Vivek Sarkar Receives 2020 ACM/IEEE CS Ken Kennedy Award
The Association for Computing Machinery (ACM) and IEEE Computer Society (IEEE CS) co-sponsor the Kennedy Award, which was established in 2009 to recognize substantial contributions to programmability and productivity in computing and significant community service or mentoring contributions. It was named for the late Ken Kennedy, founder of Rice University’s computer science program and a world expert on high-performance computing.
Join us in congratulating Vivek Sarkar of Georgia Institute of Technology, 2020 ACM/IEEE CS Ken Kennedy Award winner.
Sarkar is recognized for “foundational technical contributions to the area of programmability and productivity in parallel computing, as well as leadership contributions to professional service, mentoring, and teaching.”

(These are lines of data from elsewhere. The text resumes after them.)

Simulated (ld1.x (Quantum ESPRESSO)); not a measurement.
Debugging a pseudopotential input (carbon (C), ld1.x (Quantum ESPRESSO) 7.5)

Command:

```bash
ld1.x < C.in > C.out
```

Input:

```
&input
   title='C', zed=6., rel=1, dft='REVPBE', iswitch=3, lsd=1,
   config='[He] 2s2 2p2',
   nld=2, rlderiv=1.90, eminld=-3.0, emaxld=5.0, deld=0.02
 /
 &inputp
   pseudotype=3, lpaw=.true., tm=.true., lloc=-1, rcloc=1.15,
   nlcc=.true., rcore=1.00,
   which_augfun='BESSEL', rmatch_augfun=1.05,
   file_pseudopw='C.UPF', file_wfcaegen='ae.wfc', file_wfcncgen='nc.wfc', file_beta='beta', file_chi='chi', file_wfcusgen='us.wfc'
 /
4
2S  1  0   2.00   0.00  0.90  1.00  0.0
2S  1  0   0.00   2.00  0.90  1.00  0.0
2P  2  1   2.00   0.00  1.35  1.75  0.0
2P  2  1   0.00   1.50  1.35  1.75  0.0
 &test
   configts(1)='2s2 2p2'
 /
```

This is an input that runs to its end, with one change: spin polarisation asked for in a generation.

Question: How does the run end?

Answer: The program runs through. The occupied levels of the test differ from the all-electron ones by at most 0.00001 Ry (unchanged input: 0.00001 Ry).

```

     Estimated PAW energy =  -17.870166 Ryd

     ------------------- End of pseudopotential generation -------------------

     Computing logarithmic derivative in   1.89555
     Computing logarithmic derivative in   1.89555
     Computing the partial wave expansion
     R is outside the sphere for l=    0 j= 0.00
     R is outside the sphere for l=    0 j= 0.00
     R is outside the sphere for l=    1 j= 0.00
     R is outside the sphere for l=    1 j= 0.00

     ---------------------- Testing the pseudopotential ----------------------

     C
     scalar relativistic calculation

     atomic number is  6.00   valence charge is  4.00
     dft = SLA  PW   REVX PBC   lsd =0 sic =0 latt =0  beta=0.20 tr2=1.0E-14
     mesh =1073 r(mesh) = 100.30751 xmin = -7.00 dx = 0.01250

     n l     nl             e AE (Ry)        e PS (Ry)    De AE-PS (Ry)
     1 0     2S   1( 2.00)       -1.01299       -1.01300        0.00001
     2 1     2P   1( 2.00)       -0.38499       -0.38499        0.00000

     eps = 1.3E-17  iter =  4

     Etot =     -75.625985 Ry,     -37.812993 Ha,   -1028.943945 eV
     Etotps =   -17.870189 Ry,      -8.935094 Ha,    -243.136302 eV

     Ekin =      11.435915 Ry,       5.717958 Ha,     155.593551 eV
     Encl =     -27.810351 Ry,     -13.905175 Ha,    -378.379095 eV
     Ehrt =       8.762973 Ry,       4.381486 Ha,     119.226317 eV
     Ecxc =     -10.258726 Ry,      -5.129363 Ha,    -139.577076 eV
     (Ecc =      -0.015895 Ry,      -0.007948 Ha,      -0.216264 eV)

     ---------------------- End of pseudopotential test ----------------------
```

An IEEE Fellow and ACM Fellow, Sarkar is Chair of the School of Computer Science and the Stephen Fleming Chair in the College of Computing at Georgia Institute of Technology. Sarkar started his career in IBM Research in 1987 after obtaining his Ph.D. from Stanford University, which was supervised by John Hennessy. His research projects at IBM include the PTRAN automatic parallelization system led by Fran Allen, the ASTI optimizer for IBM’s XL Fortran product compilers, the open-source Jikes Research Virtual Machine for the Java language, and the X10 programming language developed in the DARPA HPCS program. He was a member of the IBM Academy of Technology during 1995-2007.
After moving to academia, Sarkar has mentored over 30 Ph.D. students and postdoctoral researchers in the Habanero Extreme Scale Software Research Laboratory, first at Rice University since 2007, and now at Georgia Tech since 2017. While at Rice, Sarkar was the E.D. Butcher Chair in Engineering and served as Chair of the Department of Computer Science. Researchers in his lab have developed the Habanero-C/C++ and Habanero-Java programming systems for parallel, heterogeneous, and distributed platforms. These systems introduced new constructs for homogeneous and heterogeneous intra-node parallelism, as well as their integration with scalable inter-node communication libraries.
Sarkar has made foundational technical contributions to programmability and productivity in parallel computing, and has developed innovative programming-model, compiler, and runtime technologies for parallel computing that have influenced other researchers, as well as industry products and standards.
Sarkar has led open source software projects that have had significant impact on the research community; he has created new pedagogic materials to make parallel programming more accessible to undergraduate students and the Coursera learner community, and has mentored junior colleagues at IBM and several PhD students after moving to academia. He has also demonstrated leadership in community service by serving as program chair and general chair for major conferences in his research area, serving on US Department of Energy’s Advanced Scientific Computing Advisory Committee (ASCAC) advisory committee since 2009, and on the Computing Research Association (CRA) Board of Directors since 2015.